The reason this caught my attention is not only because it seems to indicate some kind of device or pilot being necessary for flight. The word
“Chimu” is also the exact name of a people said to have founded an ancient Kingdom in Peru (The Kingdom of Chimor). The Chimu of Peru, are said to
be descendants of Dragons (a main temple of theirs being called “Huaca El Dragon”) and their capital city was called Chan Chan, which actually
sounds rather Chinese. In researching this subject it does pay off to pay attention to names, words and their meaning.
Lets see what other interesting information we can glean from records that are widely available in public.
It can fly among the clouds or hide in water (according to the Guanzi). It can form clouds, can turn into water or fire, can become invisible or
glow in the dark (according to the Shuowen Jiezi). At the end of his reign, the first legendary Emperor Huang Di was said to have ascended to Heaven
with his Dragon. Since the Chinese consider Huang Di as their ancestor, they sometimes refer to themselves as "the descendants of the dragon". This
legend also contributed towards the use of the Chinese dragon as a symbol of imperial power.(5)
The Chinese knew many different types of “Dragons”, and the descriptions thereof tend to resemble a fleet of aircraft rather than a group of
fantasy-figures. Lets look at only a few of the hundreds of “longs”

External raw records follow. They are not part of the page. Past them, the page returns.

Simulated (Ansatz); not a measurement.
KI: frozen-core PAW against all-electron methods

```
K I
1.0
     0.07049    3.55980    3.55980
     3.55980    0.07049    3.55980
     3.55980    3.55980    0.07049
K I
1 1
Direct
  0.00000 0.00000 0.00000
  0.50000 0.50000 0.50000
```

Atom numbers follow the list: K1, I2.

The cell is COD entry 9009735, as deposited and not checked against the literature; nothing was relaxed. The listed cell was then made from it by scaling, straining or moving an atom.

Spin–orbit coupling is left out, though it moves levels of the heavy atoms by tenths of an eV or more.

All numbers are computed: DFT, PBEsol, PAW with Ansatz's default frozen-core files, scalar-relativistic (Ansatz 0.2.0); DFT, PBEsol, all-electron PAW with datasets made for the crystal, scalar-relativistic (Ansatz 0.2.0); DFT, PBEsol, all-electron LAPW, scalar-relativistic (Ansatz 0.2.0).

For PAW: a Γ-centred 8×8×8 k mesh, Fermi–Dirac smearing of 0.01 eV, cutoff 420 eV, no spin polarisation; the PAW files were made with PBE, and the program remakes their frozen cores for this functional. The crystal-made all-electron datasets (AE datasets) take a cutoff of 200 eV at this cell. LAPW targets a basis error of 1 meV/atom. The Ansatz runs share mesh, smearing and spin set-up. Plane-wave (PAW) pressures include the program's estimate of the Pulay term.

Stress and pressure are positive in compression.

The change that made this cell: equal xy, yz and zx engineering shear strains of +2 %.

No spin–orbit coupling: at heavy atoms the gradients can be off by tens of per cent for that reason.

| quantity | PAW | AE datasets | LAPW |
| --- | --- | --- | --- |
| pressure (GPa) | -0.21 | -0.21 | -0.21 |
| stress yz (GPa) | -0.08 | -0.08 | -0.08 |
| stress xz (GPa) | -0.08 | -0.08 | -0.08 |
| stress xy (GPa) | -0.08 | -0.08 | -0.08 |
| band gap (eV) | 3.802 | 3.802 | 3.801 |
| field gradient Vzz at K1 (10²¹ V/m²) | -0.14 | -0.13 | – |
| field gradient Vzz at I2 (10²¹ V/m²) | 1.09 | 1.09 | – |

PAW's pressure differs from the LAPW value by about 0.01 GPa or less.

• Tialong: Literally “Sky Dragon” or “Star Dragon”, a Dragon that pulls chariots of the Gods and guards places in the sky.
• Shenlong: Literally “God Dragon”.
• Fucalong: Literally “Hidden Treasure Dragon”, associated with flying into Volcanoes and Underground to hide treasures.
• Dilong: Literally “Earth Dragon” (as opposed to “Sky Dragon”), also associated with entering rivers, lakes and seas.
• Yinglong: Literally “Communicating or Responding Dragon”
• Panlong: Coiled Dragon
• Jialong: Scaled Dragon
• Huanglong: “Yellow Dragon”, the vehicle of the Emperor
• Feilong: Literally “Flying Dragon”, associated with flying in the sky in through the Clouds.
• Qinglong: Literally “Azure Dragon” associated with certain “mythological creatures”.
• Qilong: A Dragon sometimes horned, sometimes not horned.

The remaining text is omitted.